So, what do you do with sloppier guitar-players - especially on fast palm-muting-parts, that have to be sitting 100%.

I'm not talking about inhumanly tight 6-tracks-per-side-tech-metal-stuff - I'm just talking about your normal day-to-day metal :D

What tipps can you share while tracking, in the editing-stage etc.

I'm on Logic and already tried Flex-time, which IMHO gives recordings a sterile feeling pretty fast.

Cheers,
joe
 
Shit ... I should have seen that coming.
I really DO practice. It's slightly sloppy hits and slight off-times, thats bugging me.

But this thread should not be anything about ME being sloppy. I asked about tipps for recording any sloppy player - I just used me as a reference ;)
 
Depends. Sometimes I record leads slower if the player can't do it. Slipediting can be helpful for some stuff. Record OVER AND OVER AND OVER AND OVER again. Copy+Paste is only a solution for me if the band is running out of money. In the end I always make those suckers feel as bad as I can. Just for the heck of it. They usually feel really bad when you solo them though. :D
 
What I do sometimes is let the client play a certain riff over and over again and record everything. In the end I select the best take, and most of the times they did nail it.
 
Record it in sections as small as you need to for those sections to be 100% perfect. If that means 2 notes at a time, so be it! Just build the riff as you go, sliding each new section into the right place. Sounds much better to do it this way than to play it slightly sloppy and edit.

This is what an average guitar tracking session looks like here:
guitarcode.png


Those cuts aren't me cutting one performance and editing it around, literally every single chunk there is recorded as a separate take.

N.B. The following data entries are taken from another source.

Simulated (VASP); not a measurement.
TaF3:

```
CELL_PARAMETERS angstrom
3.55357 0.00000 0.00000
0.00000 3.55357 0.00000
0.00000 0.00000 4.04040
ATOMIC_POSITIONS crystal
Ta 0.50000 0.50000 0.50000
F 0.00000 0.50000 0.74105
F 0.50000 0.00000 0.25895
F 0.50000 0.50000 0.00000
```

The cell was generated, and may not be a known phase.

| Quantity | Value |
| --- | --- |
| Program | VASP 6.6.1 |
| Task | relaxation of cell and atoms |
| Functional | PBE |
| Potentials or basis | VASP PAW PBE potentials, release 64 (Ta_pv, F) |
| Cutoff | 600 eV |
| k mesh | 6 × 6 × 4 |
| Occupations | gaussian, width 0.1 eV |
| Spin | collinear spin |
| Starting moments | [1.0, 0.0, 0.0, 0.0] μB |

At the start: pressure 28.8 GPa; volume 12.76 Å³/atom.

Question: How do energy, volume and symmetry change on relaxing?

If they suck really badly, honestly I'll just turn off the click, solo the guitar and say "Play a chug... another one... try again..." until we get a really good sounding chug, then I'll crop that one and go paste it at the end of the riff, building it as I go.
 
Levels of suckiness and the appropriate reaction:

1) Pretty sucky: Lots and lots of takes and small sections at a time.
2) Oh my, that IS quite sucky: Same as level 1, but add in some furious copy/paste.
3) We might be fucked -sucky: Same as level 2, but add in ridiculous amounts of Elastic Audio.
4) Please excuse me while I stab myself in the eye with a fork -sucky: Tell the guitarist it just simply won't work and/or get someone else to track his parts.
 
This is always happens, normally after a band insist on both guitarists tracking despite me telling them it will sound better if only one guitarist tracks!

I just record in really small sections and edit the fuck out of it. Its slow and tedious but sometimes its gotta be done if you want it sounding tight.
 
Always record the direct signal from the guitar and then reamp it or use an ampsim. DIs are MUCH easier to edit, you can turn some terribly sloppy performances to something more bearable.
 
If you have to record one note at a time what right does the guitar player even have being in a studio let alone calling himself a guitar player?

Don't we just enable sloppy players by agreeing to fix it like this? this is by far the biggest negative of the computer studio. What happened to musicians being able to play their instruments and coming into the studio prepared?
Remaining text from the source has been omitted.